# Tensor Operations

## Tensor Transposition

- The transpose of a scalar is itself, e.g.: $x^T = x$
- The transpose of a vector converts column to row, and vice versa
- Scalar and vector transposition are special cases of **matrix transposition**:
    - Flip of axes over the *main diagonal*: $(\boldsymbol{X}^T)_{i,j} = \boldsymbol{X}_{j,i}$

   $$\begin{bmatrix} x_{1,1} & x_{1,2} \\ x_{2,1} & x_{2,2} \\ x_{3,1} & x_{3,2} \end{bmatrix}^T = \begin{bmatrix} x_{1,1} & x_{2,1} & x_{3,1} \\ x_{1,2} & x_{2,2} & x_{3,2} \end{bmatrix}$$

### Tensor Transposition with Python

In [46]:
import numpy as np
import torch
import tensorflow as tf

In [47]:
X = np.array([[25, 2], [5, 26], [3, 7]])
X_tf = tf.Variable([[25, 2], [5, 26], [3, 7]])
X_pt = torch.tensor([[25, 2], [5, 26], [3, 7]])

##### Transposition with NumPy

In [48]:
X.T

array([[25,  5,  3],
       [ 2, 26,  7]])

##### Transposition with TensorFlow

In [49]:
tf.transpose(X_tf)

<tf.Tensor: shape=(2, 3), dtype=int32, numpy=
array([[25,  5,  3],
       [ 2, 26,  7]])>

### Transposition with PyTorch

In [50]:
X_pt.T

tensor([[25,  5,  3],
        [ 2, 26,  7]])

## Basic Tensor Arithmetic

Adding or multiplying with scalar applies the operation to each element of the tensor and the tensor shape is retained:

In [51]:
X * 2

array([[50,  4],
       [10, 52],
       [ 6, 14]])

In [52]:
X + 2

array([[27,  4],
       [ 7, 28],
       [ 5,  9]])

In [53]:
X*2+2

array([[52,  6],
       [12, 54],
       [ 8, 16]])

With TensorFlow and PyTorch, there's the risk of operator overloading: operator overloading is when the same operator (e.g. `*`, `+`) has different meanings depending on the context. For example, in TensorFlow, `*` is element-wise multiplication, while in PyTorch, it can be matrix multiplication. To avoid confusion, it's better to use the explicit functions provided by the libraries:

In [54]:
torch.add(torch.mul(X_pt, 2), 2)

tensor([[52,  6],
        [12, 54],
        [ 8, 16]])

In [55]:
tf.add(tf.multiply(X_tf, 2), 2)

<tf.Tensor: shape=(3, 2), dtype=int32, numpy=
array([[52,  6],
       [12, 54],
       [ 8, 16]])>

#### Hadamard Product (or Element-wise Product)
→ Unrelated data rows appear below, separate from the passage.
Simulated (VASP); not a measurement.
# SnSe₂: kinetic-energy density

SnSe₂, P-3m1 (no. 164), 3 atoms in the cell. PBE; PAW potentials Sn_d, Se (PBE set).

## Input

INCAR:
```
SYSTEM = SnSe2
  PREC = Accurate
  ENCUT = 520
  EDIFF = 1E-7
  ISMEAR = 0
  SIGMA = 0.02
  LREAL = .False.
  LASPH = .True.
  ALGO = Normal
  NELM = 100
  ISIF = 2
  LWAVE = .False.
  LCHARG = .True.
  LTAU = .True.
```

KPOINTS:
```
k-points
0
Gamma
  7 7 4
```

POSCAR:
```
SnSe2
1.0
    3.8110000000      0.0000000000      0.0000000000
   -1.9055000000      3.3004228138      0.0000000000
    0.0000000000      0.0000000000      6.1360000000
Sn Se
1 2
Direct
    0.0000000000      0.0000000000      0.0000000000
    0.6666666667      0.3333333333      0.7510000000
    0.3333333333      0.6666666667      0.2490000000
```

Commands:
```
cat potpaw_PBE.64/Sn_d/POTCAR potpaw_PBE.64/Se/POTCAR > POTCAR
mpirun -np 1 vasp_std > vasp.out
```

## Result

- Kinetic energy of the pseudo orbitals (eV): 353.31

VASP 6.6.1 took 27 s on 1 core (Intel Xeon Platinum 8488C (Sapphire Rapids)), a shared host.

If two tensors have the same size, operations are often applied element-wise. This is called the **Hadamard product**. The Hadamard product of two tensors $\boldsymbol{A}$ and $\boldsymbol{X}$ is denoted as $\boldsymbol{A} \odot \boldsymbol{X}$.

In [56]:
X

array([[25,  2],
       [ 5, 26],
       [ 3,  7]])

In [57]:
A = X + 2
A

array([[27,  4],
       [ 7, 28],
       [ 5,  9]])

In [58]:
A + X

array([[52,  6],
       [12, 54],
       [ 8, 16]])

In [59]:
# the Hadamard product in NumPy
A * X

array([[675,   8],
       [ 35, 728],
       [ 15,  63]])

In [60]:
A_pt = X_pt + 2

In [61]:
A_pt + X_pt

tensor([[52,  6],
        [12, 54],
        [ 8, 16]])

In [62]:
# the Hadamard product in PyTorch
A_pt * X_pt

tensor([[675,   8],
        [ 35, 728],
        [ 15,  63]])

In [63]:
A_tf = X_tf + 2

In [64]:
A_tf + X_tf

<tf.Tensor: shape=(3, 2), dtype=int32, numpy=
array([[52,  6],
       [12, 54],
       [ 8, 16]])>

In [65]:
# the Hadamard product in TensorFlow
A_tf * X_tf

<tf.Tensor: shape=(3, 2), dtype=int32, numpy=
array([[675,   8],
       [ 35, 728],
       [ 15,  63]])>

### Tensor Reduction

Calculating the sum across all elements of a tensor is a common operation. For example:

- For vector $\boldsymbol{x}$ of length $n$, we calculate $\sum_{i=1}^{n} x_i$
- For matrix $\boldsymbol{X}$ with $m$ by $n$ dimensions, we calculate $\sum_{i=1}^{m} \sum_{j=1}^{n} X_{i,j}$


In [66]:
X

array([[25,  2],
       [ 5, 26],
       [ 3,  7]])

In [67]:
X.sum()

68

In [68]:
torch.sum(X_pt)

tensor(68)

In [69]:
tf.reduce_sum(X_tf)

<tf.Tensor: shape=(), dtype=int32, numpy=68>

It can also be done along a specific axis.

In [70]:
X.sum(0)

array([33, 35])

In [71]:
X.sum(1)

array([27, 31, 10])

In [72]:
torch.sum(X_pt, 0)

tensor([33, 35])

In [73]:
tf.reduce_sum(X_tf, 1)

<tf.Tensor: shape=(3,), dtype=int32, numpy=array([27, 31, 10])>

Other operations that can be applied with reduction along all or a selection of axses include:

- maximum
- minimum
- mean
- product

## The Dot Product

If we have two vectors $\boldsymbol{x}$ and $\boldsymbol{y}$ of the same length $n$, we can calculate the dot product between them.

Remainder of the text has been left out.